Best MSP sub upgrade?

No experience with them, but remember, There are no authorized JL Audio online dealers so you won't have a valid warranty with your sub unless they are somehow a brick and mortar and JL doesn't know they are selling online.
 
Yes, well I didn't have much of a choice. The closest "authorized" dealer is hours away (I am truly in B.F.E.). And how they get away with selling JL online is beyond me. They openly advertise JL on their homepage. Besides, I have heard nothing but rave reviews on JL's reliability, and I won't be coming close to over-driving the sub, so I'm not too worried about it. I just wish they would ship the ******!
 
Has anyone thought of maybe getting a different amp. A 4 way and power the speakers in the front and have one powering a sub in the back? Then adding some rear speakers in the deck lid?
 
jrodhotrod said:
FYI... If you stick with the stock enclosure, you will not be able to install speakers in the rear deck. There isn't enough space for the speaker magnet behind the stock sub enclosure, that's why they are in the rear doors.

Just an FYI.
I haven't yet dissected the enclosure, but I'll try to find a way for both to live happily. I have a feeling it will need to be braced anyway, especially with a long-throw woofer and way more than enough power to send the sub to its physical limits.
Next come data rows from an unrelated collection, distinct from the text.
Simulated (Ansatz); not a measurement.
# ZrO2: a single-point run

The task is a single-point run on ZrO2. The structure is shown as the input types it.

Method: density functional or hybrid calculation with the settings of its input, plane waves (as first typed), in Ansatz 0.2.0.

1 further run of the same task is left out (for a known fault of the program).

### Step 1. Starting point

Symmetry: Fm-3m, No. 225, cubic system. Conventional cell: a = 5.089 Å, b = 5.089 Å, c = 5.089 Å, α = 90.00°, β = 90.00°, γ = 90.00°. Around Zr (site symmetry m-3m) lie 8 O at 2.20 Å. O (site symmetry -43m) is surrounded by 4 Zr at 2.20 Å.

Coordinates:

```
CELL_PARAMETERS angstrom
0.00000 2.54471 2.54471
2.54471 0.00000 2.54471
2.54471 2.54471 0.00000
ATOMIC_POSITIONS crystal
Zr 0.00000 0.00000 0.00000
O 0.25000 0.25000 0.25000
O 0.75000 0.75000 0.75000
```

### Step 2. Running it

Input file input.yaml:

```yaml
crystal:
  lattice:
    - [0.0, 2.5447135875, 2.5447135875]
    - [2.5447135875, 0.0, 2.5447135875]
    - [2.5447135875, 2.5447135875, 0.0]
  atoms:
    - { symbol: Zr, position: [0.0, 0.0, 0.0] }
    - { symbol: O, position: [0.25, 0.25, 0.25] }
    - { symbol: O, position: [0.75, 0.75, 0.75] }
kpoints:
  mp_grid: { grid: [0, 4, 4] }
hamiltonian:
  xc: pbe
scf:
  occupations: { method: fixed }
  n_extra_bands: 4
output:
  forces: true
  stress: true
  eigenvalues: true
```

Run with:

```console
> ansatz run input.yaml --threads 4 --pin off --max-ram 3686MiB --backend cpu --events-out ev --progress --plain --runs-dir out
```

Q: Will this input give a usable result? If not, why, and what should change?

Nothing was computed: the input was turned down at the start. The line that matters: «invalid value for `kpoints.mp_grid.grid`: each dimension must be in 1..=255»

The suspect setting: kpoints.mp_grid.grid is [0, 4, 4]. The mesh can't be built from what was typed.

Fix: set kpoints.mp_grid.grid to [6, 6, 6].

FWIW, as long as you can hear distortion (and many don't seem to be able to), you'll most likely never blow a speaker with too much power. You'll blow it when you don't give it enough and then ask too much out of it, i.e. our factory setup. When you cram too large a signal through an incapable amplifier, the clipped signal overheats the voice coil, and then you toast it. My rule of thumb has always been that if it sounds better and better, and then beyond that the quality of the note seems to change or take on any type of harshness... back off a click or two and you're safe.
 
Has anyone noticed that the stock sub is 8 ohms? Now the amp runs at 120x1 when run in the bridged at 4 ohms. When you're running 8 ohms your not getting the 120 watts worth of power, and also take into account that the 120x1 is rated at 14.4 volts so you wouldn't even get that. I pulled apart the enclosure today to take a look at it and that's when I noticed it. So when you replace the stock sub that runs at 4 ohms you're going to get more punch out of it because it's drawing more juice from the amp.
 
AJsMSP said:
Has anyone noticed that the stock sub is 8 ohms? Now the amp runs at 120x1 when run in the bridged at 4 ohms. When you're running 8 ohms your not getting the 120 watts worth of power, and also take into account that the 120x1 is rated at 14.4 volts so you wouldn't even get that. I pulled apart the enclosure today to take a look at it and that's when I noticed it. So when you replace the stock sub that runs at 4 ohms you're going to get more punch out of it because it's drawing more juice from the amp.
Mazda and Kenwood had it right. When an amplifier is bridged, the combined mono channel "sees" 1/2 of whatever the impedance it's being presented with. In our case, the amp sees a 4 ohm load with the 8 ohm sub hooked to it...which is a safe load and won't get the amp running too hot. As for the 14.4v rating, we should get about that with the engine running. I personally don't care for amplifier manufacturers using the 14.4v rating. I prefer amps that are underrated and are spec'd for 12 volts. For instance, my Autotek 99 sub amp- It's rated at 99 watts, but is capable of 10 times that, even in stock form. Mine in particular was souped up from the factory for the guy I bought it from. He was sponsored by Autotek and Savard back in the day. In his truck, I saw this amplifier pull 105 amps of current according to an inductive meter. 105 amps x a running voltage of, say, 13.8 volts = 1,449 watts. It's a beast, and it's only limited by your ability to feed it enough current and keep it cool. This amp drove 8 12" Savard subs and produced 163 db. The one time I attempted to sit in the cab of his truck for 5 seconds I jumped out and threw up all over our installation bay!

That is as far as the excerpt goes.